Hungary’s Orban handily wins 4th presidential term

By Marcelo Nagy and Luis Lidon

Budapest, Apr 3 (EFE).- Hungary’s ultranationalist prime minister, Viktor Orban, won a fourth term on Sunday, prevailing handily in an election dominated by security concerns aroused by the war in neighboring Ukraine.

“We have secured an enormous victory,” Orban, 58, told thousands of supporters who chanted his name in Budapest.

“A victory that perhaps could have been seen from the Moon, but I’m sure that it will be seen from Brussels,” he added in a swipe at the European Commission, which recently opened an investigation into the Hungarian law that prohibits talking about homosexuality to minors.

With 92 percent of the votes counted, the governing Fidesz party is en route to obtaining 135 seats in the 199-member parliament, while the opposition will have only 56.

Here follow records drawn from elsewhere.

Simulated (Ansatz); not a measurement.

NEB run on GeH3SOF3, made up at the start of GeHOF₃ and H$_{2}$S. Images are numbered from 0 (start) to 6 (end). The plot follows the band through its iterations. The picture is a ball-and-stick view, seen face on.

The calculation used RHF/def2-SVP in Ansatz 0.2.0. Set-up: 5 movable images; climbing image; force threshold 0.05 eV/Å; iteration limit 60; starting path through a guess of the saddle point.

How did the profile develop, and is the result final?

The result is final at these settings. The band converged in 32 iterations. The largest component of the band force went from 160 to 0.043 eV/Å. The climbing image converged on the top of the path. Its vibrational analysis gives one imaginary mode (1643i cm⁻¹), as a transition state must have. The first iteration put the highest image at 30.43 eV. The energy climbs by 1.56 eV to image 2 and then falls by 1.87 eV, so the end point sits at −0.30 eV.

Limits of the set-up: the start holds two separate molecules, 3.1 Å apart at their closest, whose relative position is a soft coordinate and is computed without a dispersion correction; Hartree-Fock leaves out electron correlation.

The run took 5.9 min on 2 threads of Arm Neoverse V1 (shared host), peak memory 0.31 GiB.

That configuration would allow the government to retain the two-thirds majority that has enabled it to unilaterally implement changes to the constitutional order over the past 12 years.

That majority has guaranteed Fidesz control over all the institutions of state power – including the Constitutional Court – as well as of the state-run media via compliant and supportive media leadership, a situation that provides Orban with unending favorable media coverage.

One of the surprises of the elections, however, was the result obtained by the Our Homeland party, an extreme rightist group that surpassed the 5 percent threshold for parliamentary representation and will now hold 5 seats in the legislature.

One of the symbols of the opposition’s failure to prevail was the fact that its candidate for the premiership, Peter Marki-Zay, was unable to win the presidential vote even in Hodmezovasarhely, the city where he has served as mayor since 2018.

The 49-year-old opposition candidate, an economist by training, has complained bitterly in recent days that he was only given the five minutes allocated by law on public television during the entire campaign, while Orban’s face was constantly on the nation’s TV screens.

“I cannot hide my disappointment,” said Marki-Zay in a solo appearance without any of the leaders of the six parties of assorted ideologies that make up the United for Hungary coalition.

Over all, these elections have once again showed Orban’s ability to read the political situation and to take advantage of the Russian invasion of Ukraine, which at first seemed to disadvantage him.

The prime minister, perhaps the European Union’s politician who is closest to Russian President Vladimir Putin, correctly interpreted the fear of change among voters during a period of uncertainty, modifying his campaign slogan to “War or peace.”

Over the past month, voters’ intention to cast their ballots for Fidesz has been climbing with the party’s message that Orban is an experienced leader who guarantees stability while the opposition, if it were to win the election, could “ruin” the country and get it involved in the Russia-Ukraine conflict.

The solidarity of the opposition with Ukrainian President Volodymyr Zelenskyy was described by Orban as a bellicose step and he claimed they would damage the country’s economy by joining an embargo on Russian oil and natural gas.

Hungary imports 85 percent of its natural gas and more than 60 percent of its petroleum from Russia and Orban reconfirmed that he will not stop buying the Kremlin’s energy products because of the local economic damage that would cause.

It hardly seemed to matter that Orban’s claims against the opposition had any basis or that the “War or peace” slogan was simplistic and extremist. The important thing is that the premier knew how to read the nervousness of an electorate that appears to have lost its appetite for change.

Orban, a ferocious critic of immigration into Hungary, LGBT rights and “EU bureaucrats,” has won the admiration of nationalists and the European ultraright.

In his victory speech, he thanked his “friends in the United States, Italy, Austria and Spain” for their support in the elections.

“Conservative, patriotic policy has won and our message is that this doesn’t represent the past, but rather the future,” he said.